I decided to go up to 22mV per pair,the sibilance is gone and the sound is fuller (these were my issues).
So basically i don't know what to do,listen to the factory or trust my ears?Can somebody advise?
I also got the schematics if that will help
Cheers
I decided to go up to 22mV per pair,the sibilance is gone and the sound is fuller (these were my issues).
So basically i don't know what to do,listen to the factory or trust my ears?Can somebody advise?
I also got the schematics if that will help
Cheers
1.5mV across the emitter resistor sounds a mistake as the output transistors are still in crossover mode.
Depending on the output transistor type and resistor value, try to get about 15 - 20mA current to flow. That will remove crossover distortion and it will still run cool.
Depending on the output transistor type and resistor value, try to get about 15 - 20mA current to flow. That will remove crossover distortion and it will still run cool.
"You can increase the bias current if you want, but it will start to get hotter. Note that there is no over-temperature cut-out. Without a distortion measurement it is hard to quantify or compare."
Idle current adjustment:
Use a multimeter to measure the voltage of the idle current from the R-MID to junction
of R522, R516 and Q510 emitter. Adjust R532 to 1.5mV. +/- 5%
Use a multimeter to measure the voltage of the idle current from the L-MID to junction
of R624, R616 and Q610 emitter. Adjust R632 to measure 1.5mV. +/-5%
Something's not right here
Idle current adjustment:
Use a multimeter to measure the voltage of the idle current from the R-MID to junction
of R522, R516 and Q510 emitter. Adjust R532 to 1.5mV. +/- 5%
Use a multimeter to measure the voltage of the idle current from the L-MID to junction
of R624, R616 and Q610 emitter. Adjust R632 to measure 1.5mV. +/-5%
Something's not right here
Just over 100 milliamps would be the correct figure for that topology and component values. On 90 volt rails (total) that is at least 9 watts per channel dissipation.

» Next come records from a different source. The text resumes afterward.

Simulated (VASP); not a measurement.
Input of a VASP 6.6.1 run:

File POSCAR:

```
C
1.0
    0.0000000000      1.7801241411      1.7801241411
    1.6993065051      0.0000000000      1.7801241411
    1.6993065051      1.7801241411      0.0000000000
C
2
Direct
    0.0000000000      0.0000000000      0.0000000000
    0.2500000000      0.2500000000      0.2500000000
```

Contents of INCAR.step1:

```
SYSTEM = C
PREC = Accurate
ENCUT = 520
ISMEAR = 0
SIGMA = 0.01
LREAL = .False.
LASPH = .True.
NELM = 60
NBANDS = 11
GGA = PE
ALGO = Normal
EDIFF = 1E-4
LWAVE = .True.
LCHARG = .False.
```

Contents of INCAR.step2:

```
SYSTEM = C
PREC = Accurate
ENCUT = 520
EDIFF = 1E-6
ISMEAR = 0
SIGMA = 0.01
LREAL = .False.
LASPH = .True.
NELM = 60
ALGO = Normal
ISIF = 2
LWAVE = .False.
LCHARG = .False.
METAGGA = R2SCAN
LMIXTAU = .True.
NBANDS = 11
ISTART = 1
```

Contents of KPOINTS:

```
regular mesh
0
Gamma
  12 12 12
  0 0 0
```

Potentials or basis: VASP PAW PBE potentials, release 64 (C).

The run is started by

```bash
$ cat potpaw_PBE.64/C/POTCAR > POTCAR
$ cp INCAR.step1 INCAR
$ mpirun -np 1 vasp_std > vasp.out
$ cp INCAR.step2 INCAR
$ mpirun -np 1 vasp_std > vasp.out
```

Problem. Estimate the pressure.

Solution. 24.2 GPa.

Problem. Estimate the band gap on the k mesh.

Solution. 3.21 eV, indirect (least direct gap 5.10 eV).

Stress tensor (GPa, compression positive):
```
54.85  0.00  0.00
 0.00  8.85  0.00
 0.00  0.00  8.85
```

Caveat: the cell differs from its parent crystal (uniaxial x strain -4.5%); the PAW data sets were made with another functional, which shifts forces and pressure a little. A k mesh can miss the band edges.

That may be more than the heatsinking capacity can tolerate as a constant dissipation. Manufacturers often under bias designs... I guess because of that constraint.
That may be more than the heatsinking capacity can tolerate as a constant dissipation. Manufacturers often under bias designs... I guess because of that constraint.
I tend to set bias current using sig gen and a scope.
I apply a signal and monitor output.
I turn up bias until crossover distortion just goes.
You can get odd things happening if the dc offset isn't zero and a speaker is connected. Instead of current going through both output resistors it partly goes to the speaker. My method gets around that.
100mA flowing through everything in fact since current is conserved round a loop circuit. V = IR gives you the voltage difference that produces for the emitter resistor(s).
That's what i've been advised but i don't have a scope.DC offset is around 0mV, there is a trim pot for that.
At the moment is set at 50mA (11mV) per output pair.
The heat dissipation is 1.1W if my calculations are correct:
I=11mV/0.22Ω=50mA
P=22mV^2 / 0.44Ω=1.1W (i believe)
Still the heatsink is not hot enough
Its the dissipation in the transistors that is important not the resistors.
i.e. 40 volt rails and 50mA gives 2 watts into each output transistor if a single pair.
100ma flowing in each emitter resistor. That would mean a volt drop seen across each of 22 millivolts.
Heat disipation in the reistors is minimal. W = I squared*R which is (0.1*0.1)*0.22 giving 2.2 milliwatts.
or:
W = V squared/R giving (0.022*0.022)/0.22 giving 2.2 milliwatts
or:
W = I*V which is 0.1*0.022 giving 2.2 milliwatts
Each output transistor sees 45 volts between C and E and so with 0.1A flowing we have a dissipation of 45*0.1 giving 4.5 watts per device.
Four output transistors in total means we see at least 18 watts dissipation. That is quite a lot of heat.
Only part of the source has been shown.